The Ontario SPCA and Humane Society

The Ontario SPCA and Humane Society is a registered charity, established in 1873. The Society and its network of communities facilitate and provide for province-wide leadership on matters relating to the prevention of cruelty to animals and the promotion of animal well-being. Offering a variety of mission-based programs, including community-based sheltering, animal wellness services, provincial animal transfers, shelter health & wellness, high-volume spay/neuter services, animal rescue, animal advocacy, Indigenous partnership programs and humane education, the Ontario SPCA is Ontario’s animal charity.
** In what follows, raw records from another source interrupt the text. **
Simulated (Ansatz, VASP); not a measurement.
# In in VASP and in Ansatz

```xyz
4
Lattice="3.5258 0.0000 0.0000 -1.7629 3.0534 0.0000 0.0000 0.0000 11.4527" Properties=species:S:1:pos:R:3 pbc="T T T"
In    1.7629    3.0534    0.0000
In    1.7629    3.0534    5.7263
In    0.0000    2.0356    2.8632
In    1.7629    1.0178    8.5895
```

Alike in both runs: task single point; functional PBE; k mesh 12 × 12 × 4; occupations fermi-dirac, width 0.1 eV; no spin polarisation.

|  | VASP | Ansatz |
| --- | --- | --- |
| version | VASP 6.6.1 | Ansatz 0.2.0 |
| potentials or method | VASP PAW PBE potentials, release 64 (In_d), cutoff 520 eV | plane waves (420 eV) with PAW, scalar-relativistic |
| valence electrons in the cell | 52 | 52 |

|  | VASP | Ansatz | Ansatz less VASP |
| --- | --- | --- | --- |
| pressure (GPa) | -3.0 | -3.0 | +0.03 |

The Ontario SPCA and Humane Society Provincial Office sits on the traditional territory of the Wendat, the Anishinabek Nation, the Haudenosaunee Confederacy, the Mississaugas of Scugog, Hiawatha and Alderville First Nations and the Métis Nation. This territory was the subject of the Dish With One Spoon Wampum Belt Covenant, an agreement between the Iroquois Confederacy and the Ojibwe and allied nations to peaceably share and care for the resources around the Great Lakes. The treaties that were signed for this particular parcel of land are collectively referred to as the Williams Treaties of 1923.

The Brant County SPCA

The Brant County SPCA is a not-for-profit organization that has been providing animal protection and welfare services in the City of Brantford and the County of Brant for over 50 years. These services include providing care and shelter for homeless animals, pet adoptions, public surrenders, emergency boarding services and humane education.

The shelter, located at 539 Mohawk Street Brantford, was built in 1969 and has provided a home for homeless animals ever since. These animals include, but are not limited to cats, dogs, rabbits, guinea pigs, and birds. Although domestic animals are housed and cared for at the shelter, the Brant County SPCA also rescues many sick, injured, and orphaned wild animals annually.